Former Boston Hit And Run Driver Must Have Golden-Tongued Attorney After Driving Drunk

It is time for the “Hey, I’ll Bet I Can Make This Situation Worse” Club to announce its new spin-off organization, “Bet They Nail Me This Time!” I would like to nominate for the BTNMTT initial poster child a certain 19 year old woman, Elizabeth F. (hereinafter, the “Defendant”). Lately, she hails from Norfolk. However, back in 2006, she and her lawyer were trying to keep her free after she was involved in a Boston fatal hit-and-run case.

On Sunday, the Defendant, still on probation for the earlier case, was arrested in Ashland on drunk driving charges after she was found passed out behind the wheel of her car that had gone off the road, police said.

She was not alone this time. She was with elder 20 year old Carrie O. (hereinafter, the “Co-defendant”)… who was also passed out in the car.

As a result of their investigation, police say that the women appeared to be passed out from alcohol, not from any injury they received when the car crashed into a snow bank.

Fortunately, nobody was on the receiving end of the vehicle this time.

The Defendant was already on probation in connection with the December, 2006, death of Jeffrey Cardin, 48, of Wrentham. She, then 17, struck and killed Cardin on Shears Street in Wrentham. She turned herself in after seeing news reports about the incident, but claimed she had not realized she had hit someone.

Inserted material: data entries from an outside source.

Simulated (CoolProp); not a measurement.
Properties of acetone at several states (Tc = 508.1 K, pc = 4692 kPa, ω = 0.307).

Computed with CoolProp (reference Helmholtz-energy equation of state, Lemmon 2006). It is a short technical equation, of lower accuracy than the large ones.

In that case, the Defendant was charged with leaving the scene of an accident causing personal injury and death in the 2006 crash. She was found guilty in 2007 to the lesser charge of leaving the scene of an accident causing personal injury. She was then sentenced to three years probation, her license suspended for six months and was ordered to remain drug and alcohol free.

Woops. So much for that condition.

Police said they found a bottle of 80 proof brandy and beer in the car. They also allegedly found a bag of marijuana in the Co-defendant’s purse.

The Defendant was charged with Massachusetts Operating Under The Influence of Alcohol, driving a vehicle negligently as to endanger and being a minor transporting liquor. Struggling to maintain consistency of bad judgment, she also ended up being charged with resisting arrest.

Failing to uphold the image of the BTNMTT, she was amazingly released without bail at her arraignment. She is expected to return to court on April 22.

The Co-defendant was charged with being a minor in possession of liquor and given a civil infraction for marijuana possession.

Attorney Sam’s take:

Despite the difficulties she is obviously combating, the Defendant has been very lucky in terms of the Criminal Justice System. She could have seen incarceration on her first case and she is a candidate for jail in this case as well.

While she was charged with leaving the scene after causing personal injury, in fact a death, she was apparently not prosecuted for felony of vehicular homicide. Most people in such circumstances are. It would appear, however, that no case could be made as to what led up to the accident about which the Defendant claimed to be oblivious. If she had been found to be drunk or simply driving recklessly, it may have been a different result. However, some time had gone by between the accident and her turning herself in. The cause of the accident, as well as ability to be ignorant about hitting someone and killing them remain somewhat of a mystery.

What is not a mystery, however, is whether she has now violated probation – she has. It is, of course, a violation of probation to violate the law. Being a minor in possession of alcohol, much less transporting it, is a crime. Drunk driving is also a crime in the Commonwealth.

Need some more probation violations? Well, in Massachusetts, the simple act of getting charged with a new crime (whether or not you end up convicted) is a probation violation.

The Defendant is absolutely qualified to become a guest of the Commonwealth. Is it a likely result? Well, so far, luck has been with her…sort of.

After all, the alleged drunken encounter with the snow bank could have ended much differently. Either she or the Co-Defendant (or some innocent passer-by) could have been injured or killed.

If that lightening had struck twice…she would be unlikely to be released without bail today.